The verification obligation is not new. What is new is the consequence of ignoring it when AI is involved. A lawyer who relies on a junior's research without checking it is arguably negligent. A lawyer who relies on AI output without checking it, and files fabricated authorities as a result, is in a materially more difficult position.

Seven cases of AI-hallucinated citations have now been documented in New Zealand proceedings, all identified since 2024. All involved self-represented litigants — so far. The profession should not read that pattern as reassurance.
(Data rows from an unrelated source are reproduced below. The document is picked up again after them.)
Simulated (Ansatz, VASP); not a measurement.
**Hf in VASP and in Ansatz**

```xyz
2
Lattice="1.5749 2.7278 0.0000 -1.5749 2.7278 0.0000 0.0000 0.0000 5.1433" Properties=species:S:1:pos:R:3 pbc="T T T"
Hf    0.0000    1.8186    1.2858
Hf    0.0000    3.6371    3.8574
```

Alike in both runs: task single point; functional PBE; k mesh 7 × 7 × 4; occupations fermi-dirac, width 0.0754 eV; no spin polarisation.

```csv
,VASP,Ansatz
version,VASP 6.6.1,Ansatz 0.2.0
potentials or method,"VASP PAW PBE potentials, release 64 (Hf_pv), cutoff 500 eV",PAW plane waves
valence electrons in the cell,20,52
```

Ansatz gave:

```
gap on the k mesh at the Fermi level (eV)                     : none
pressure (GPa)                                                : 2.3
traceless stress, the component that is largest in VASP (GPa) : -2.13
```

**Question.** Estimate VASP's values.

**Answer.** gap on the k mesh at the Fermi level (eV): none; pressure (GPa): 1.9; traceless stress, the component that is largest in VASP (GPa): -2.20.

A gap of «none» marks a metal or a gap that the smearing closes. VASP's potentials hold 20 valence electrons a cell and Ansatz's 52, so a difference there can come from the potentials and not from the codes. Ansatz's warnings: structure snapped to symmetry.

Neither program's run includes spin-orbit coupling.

What this means for employers

The courthouse is not the only place where AI output is relied on in consequential processes. Employers rely on it in hiring, performance management, disciplinary decisions, restructuring analysis, and workplace investigations. The accountability principle the Supreme Court articulated applies in all of those contexts.

Consider the disciplinary process. An employer uses an AI tool to help draft the letter putting allegations to an employee. The letter is reviewed by a manager, approved, and sent. The employee challenges the process at the Employment Relations Authority. The Authority examines the letter and finds that the factual assertions it contains are inaccurate — not because of managerial carelessness, but because the AI generated them and no one checked.

The employer owns that letter. The fact that AI drafted it is not a defence. The s103A justification test under the Employment Relations Act 2000 does not ask how the document was produced. It asks whether the employer's process was fair and reasonable. An inaccurate allegation letter does not satisfy that test, regardless of its origin.

The same logic applies to AI-assisted performance assessments, redundancy reports, investigation summaries, and any other document that forms part of an employment process. If the AI-generated content is wrong — factually, legally, or contextually — and that error is not caught before the document is used, the employer has a problem that the tool cannot solve.

The ERA does not care what generated the letter. It cares whether the process was fair. An AI-generated error that was not verified before being acted on is the employer's error.

The verification gap

The Jones decision is useful not only for what it decides, but for what it reveals about how AI failure actually happens. The litigant presumably did not intend to mislead the Court. The AI produced plausible-looking output. The litigant accepted it. Nobody checked.

That sequence — plausible output, uncritical acceptance, consequential reliance — is the standard pattern of AI failure in professional settings. It is not a story about bad faith. It is a story about misplaced confidence in a tool that presents fabrications with the same confidence it presents accurate information.

This is what makes AI output different from most other forms of professional assistance. A junior lawyer who cites the wrong case will usually know they have done so. An AI tool that hallucinates a citation presents it without qualification, without doubt, and without any signal that the reader should treat it differently from verified output — and will need someone to supervise the output. Because AI, as useful as it is, makes mistakes.

The verification gap is the space between what the AI produces and what is actually true. Closing that gap is the professional responsibility that Jones confirms belongs to the person using the tool.

What responsible use looks like

None of this means AI should not be used. The Courts of New Zealand GenAI Guidelines, the Law Commission's ongoing review of automated decision-making, and the emerging body of case law all point toward the same destination: AI as a capable instrument, governed by human judgment and verified before reliance.

For lawyers, responsible use means:

For lawyers
  • Verifying every citation independently before filing — not trusting the tool's confidence as a substitute for checking the primary source.
  • Treating AI-drafted submissions as a starting point, not a finished product. The same scrutiny applied to a junior's work applies here, and then some.
  • Retaining the record of what AI produced and what human review occurred, so that process can be demonstrated if challenged.
For employers
  • Requiring human review of any AI-generated content before it is used in an employment process — disciplinary, investigative, or otherwise.
  • Checking AI output against the underlying facts. Not accepting that because the output reads well, it is accurate.
  • Documenting that review contemporaneously. The ability to show that a human checked and confirmed the AI's output is the difference between a defensible process and an exposed one.
A closing observation

Jones v Family Court at Whangārei is the strongest NZ authority to date on AI hallucination risk in professional practice. It will be cited. It will be used by counsel in proceedings where AI misuse is alleged. It may eventually inform the Law Commission's framework for automated decision-making.

What it already does, right now, is settle a question that some practitioners and employers have been treating as open: whether the accountability for AI output rests with the tool or the person who used it.

It rests with the person. It always did. The Supreme Court has simply confirmed it.